Zurich

Pipilotti Rist

It’s surprising that with all the attention Pipilotti Rist has received in the last few years this exhibition was the artist’s first major solo show in her hometown. Happily, Rist didn’t disappoint, presenting five new works created for the show and one big installation, Himalaya Goldsteins Stube (Remake of the Weekend), 1998–99, which had already shown in Berlin and Vienna but was here expanded and reworked. Aptly organized around a partly autobiographical, partly fictional idea of “home,” the Kunsthalle was divided into seven spaces, like different areas of a house. In the entryway (which Rist named the Hausumschwung, or yard) was the kind of makeshift tent—old blankets, bits of found fabric—that a child might set up for a backyard sleepover. Here Rist showed slides of friends and family engaged in an array of ordinary activities. Her lighthearted tone was carried into the “garage,” where one could see Rist’s prize-winning 1997 video, Ever Is Over All, in which a young woman joyfully smashes the windows of cars parked on a city street.

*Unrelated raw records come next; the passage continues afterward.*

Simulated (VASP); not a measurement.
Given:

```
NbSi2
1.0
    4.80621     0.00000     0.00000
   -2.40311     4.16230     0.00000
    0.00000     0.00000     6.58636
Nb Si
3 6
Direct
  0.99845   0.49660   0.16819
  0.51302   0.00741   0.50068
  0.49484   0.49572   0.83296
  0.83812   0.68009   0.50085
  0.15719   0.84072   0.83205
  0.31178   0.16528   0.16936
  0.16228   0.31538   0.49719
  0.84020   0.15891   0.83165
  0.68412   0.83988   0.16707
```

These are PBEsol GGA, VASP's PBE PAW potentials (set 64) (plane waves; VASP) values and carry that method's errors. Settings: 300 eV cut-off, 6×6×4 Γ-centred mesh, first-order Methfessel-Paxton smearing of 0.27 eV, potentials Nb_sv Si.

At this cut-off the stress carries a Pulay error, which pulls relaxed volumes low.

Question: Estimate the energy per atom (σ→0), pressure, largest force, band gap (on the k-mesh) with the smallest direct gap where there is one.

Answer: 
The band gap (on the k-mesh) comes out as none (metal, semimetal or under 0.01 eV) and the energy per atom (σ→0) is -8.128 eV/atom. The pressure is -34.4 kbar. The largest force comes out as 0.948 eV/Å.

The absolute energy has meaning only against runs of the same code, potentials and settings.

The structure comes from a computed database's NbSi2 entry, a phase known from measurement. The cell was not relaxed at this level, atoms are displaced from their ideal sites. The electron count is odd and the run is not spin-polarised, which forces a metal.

The main gallery, or “living room,” displayed the new version of Remake, a huge accumulation of flea-market furniture and other domestic paraphernalia onto which a selection of video images was projected. These ranged from the banal (a martini shaker on the bar showed a TV clip of a soccer match) to the enigmatic (a stack of books bore a long shot of an empty highway, on which a naked man suddenly appeared walking determinedly toward the camera). Clearly intended as the exhibition’s centerpiece, the work is a cozy rendering of the “ideal” family room, full of personal touches and references to the pleasures of communal living.

In other rooms, this mood of carefree exultation was mixed with one of bittersweet self-reflection, perhaps most evident in the “kitchen,” a darkened room featuring a sink, stove, and countertop beneath a set of white cabinets. The cabinets nearly covered the wall, and against them was projected Regenfrau (I Am Called a Plant) (Rain woman [I am called a plant]), 1998, a video that shows a naked Rist, sporting bright pink hair, curled up on the ground in drizzling rain, with the sound of raindrops amplified to fill the room. As the camera moves back and forth across her body in extreme close-up, it pauses briefly on the gooseflesh on her skin and later on a slight trembling of her lips: the only two signs that she is still alive. A beautifully stark image, it not only plays on the mythical woman/nature relationship but seems to lay bare the artist’s own fear of mortality.

This more sober reflection on the fleeting nature of life is carried into the last room, the Schlafzimmer (bedroom), where one finds a three-wall video projection titled Extremitäten (weich, weich) (Extremities [gentle, gentle]), 1999, which consists of starlike flecks of light punctuated by images of body parts—foot, ear, breast, penis—floating across the walls. Both eerie and magical, the video is accompanied by Rist’s voice softly reciting a series of phrases—such as “Ich bin ein Säugetier” (I am a mammal); “Ich bin nix” (I am nothing); and “Ich bin der König” (I am the king)—that fluctuate among the mundane, the absurd, and the unsettling. As a whole, Extremitäten reflects Rist’s technical and formal precision as well as her willingness to treat such essentially human emotions as pain and uncertainty on a monumental scale but without the heavy-handed expressionism one might expect such subjects to elicit.